The 17th Chinese Communist Party Congress just ended in Beijing today. Last week, I was in Beijing when it was still in session and definitely noticed a lot more government cars (black Audi A6's) and BMWs (non-government party members?). There has been a bit of a change in the party leadership in a realignment heading into the 2012 selection of a new president. Most notably the vice-president, Zeng Qinghong, has stepped down and the new Shanghai party boss, Xi Jinping, has been elected to the central committee.
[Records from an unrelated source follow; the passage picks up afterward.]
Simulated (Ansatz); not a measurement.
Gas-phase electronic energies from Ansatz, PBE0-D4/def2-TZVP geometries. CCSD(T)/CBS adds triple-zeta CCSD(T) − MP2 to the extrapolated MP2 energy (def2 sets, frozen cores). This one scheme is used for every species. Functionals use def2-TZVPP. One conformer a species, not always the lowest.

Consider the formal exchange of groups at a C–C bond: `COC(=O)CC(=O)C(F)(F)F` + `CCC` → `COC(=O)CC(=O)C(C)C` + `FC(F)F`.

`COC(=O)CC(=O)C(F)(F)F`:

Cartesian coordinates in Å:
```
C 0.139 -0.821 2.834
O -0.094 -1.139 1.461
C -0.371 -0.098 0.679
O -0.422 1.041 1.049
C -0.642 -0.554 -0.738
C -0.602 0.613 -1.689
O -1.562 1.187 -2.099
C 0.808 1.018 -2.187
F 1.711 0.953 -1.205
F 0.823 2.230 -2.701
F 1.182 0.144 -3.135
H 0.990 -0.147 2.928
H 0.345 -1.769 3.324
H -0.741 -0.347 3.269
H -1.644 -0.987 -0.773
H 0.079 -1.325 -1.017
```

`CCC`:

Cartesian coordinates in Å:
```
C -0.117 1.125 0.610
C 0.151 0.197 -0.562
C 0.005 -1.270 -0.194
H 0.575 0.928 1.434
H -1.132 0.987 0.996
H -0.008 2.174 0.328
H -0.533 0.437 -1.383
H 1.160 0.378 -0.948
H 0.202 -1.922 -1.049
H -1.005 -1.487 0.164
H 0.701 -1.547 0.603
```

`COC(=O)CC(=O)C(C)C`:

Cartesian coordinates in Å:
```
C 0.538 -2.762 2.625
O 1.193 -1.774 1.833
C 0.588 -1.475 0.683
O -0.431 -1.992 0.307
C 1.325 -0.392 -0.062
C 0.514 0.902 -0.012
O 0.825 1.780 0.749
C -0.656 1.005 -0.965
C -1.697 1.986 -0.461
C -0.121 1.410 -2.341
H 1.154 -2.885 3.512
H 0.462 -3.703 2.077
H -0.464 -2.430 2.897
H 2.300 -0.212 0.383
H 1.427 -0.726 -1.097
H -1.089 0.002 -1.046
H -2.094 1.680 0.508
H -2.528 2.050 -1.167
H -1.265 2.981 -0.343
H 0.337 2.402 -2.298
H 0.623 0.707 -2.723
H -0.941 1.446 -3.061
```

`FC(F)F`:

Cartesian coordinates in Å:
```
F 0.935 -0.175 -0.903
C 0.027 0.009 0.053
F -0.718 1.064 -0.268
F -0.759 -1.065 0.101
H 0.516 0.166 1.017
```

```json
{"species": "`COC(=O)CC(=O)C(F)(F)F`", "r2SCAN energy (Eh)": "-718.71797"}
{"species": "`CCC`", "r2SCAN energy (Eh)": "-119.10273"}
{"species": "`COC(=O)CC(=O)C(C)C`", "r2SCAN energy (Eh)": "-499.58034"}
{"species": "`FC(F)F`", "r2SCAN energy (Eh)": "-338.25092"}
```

I'm not expert in Chinese politics, but here is a brief backgrounder on Shanghai and its relations with the central government, which is of course based in Beijing. Shanghai (and East China) has always played a small role in defying the Communist party. The Nationalist government was based in Nanjing - just an hour's train ride away from Shanghai. Not until Jiang Zemin came to power in 1993 did Shanghai receive a little more attention from the national government. Notice the correlation between Jiang's promotion to head the country and Shanghai's recent rise to wealth and power.
Hu Jintao, who is of course not from Shanghai, is still trying to rid Jiang's influence from the party leadership and has been trying to get rid of people still loyal to Jiang. Chen Liangyu, the former party boss in Shanghai, did a good job in continuing Shanghai's economic development. In fact, he did "too good" of a job. The economy was overheating, driving real estate values and inflation up. Good for Chen, who was enriching himself with side deals, and good for the city, which was becoming a booming global center for commerce. But it was bad for Hu, since Chen defied central party leadership and allowed Shanghai to outshine Beijing. So, long story short, Chen was arrested for corruption and graft. Experts say that he is indeed guilty, but major party members participate in similarly illegal activities. It is only his disfavor with Hu that lead to his demise.
My Chinese tutor told me an interesting story about when she worked at the local newspaper a few years ago when Chen was arrested. Party officials came in and deleted all official photos of Chen. A coworker had given recorded speeches mentioning Chen and how the newspaper was doing great in following his guidance. The speeches were edited on tape to remove all references to Chen.
Living in Shanghai, it's sometimes easy to forget that China is still a totalitarian state. But it's times like these, when China tries to show it's "openness" and "democratic" ways that it really shows how far away it is from a truly free country.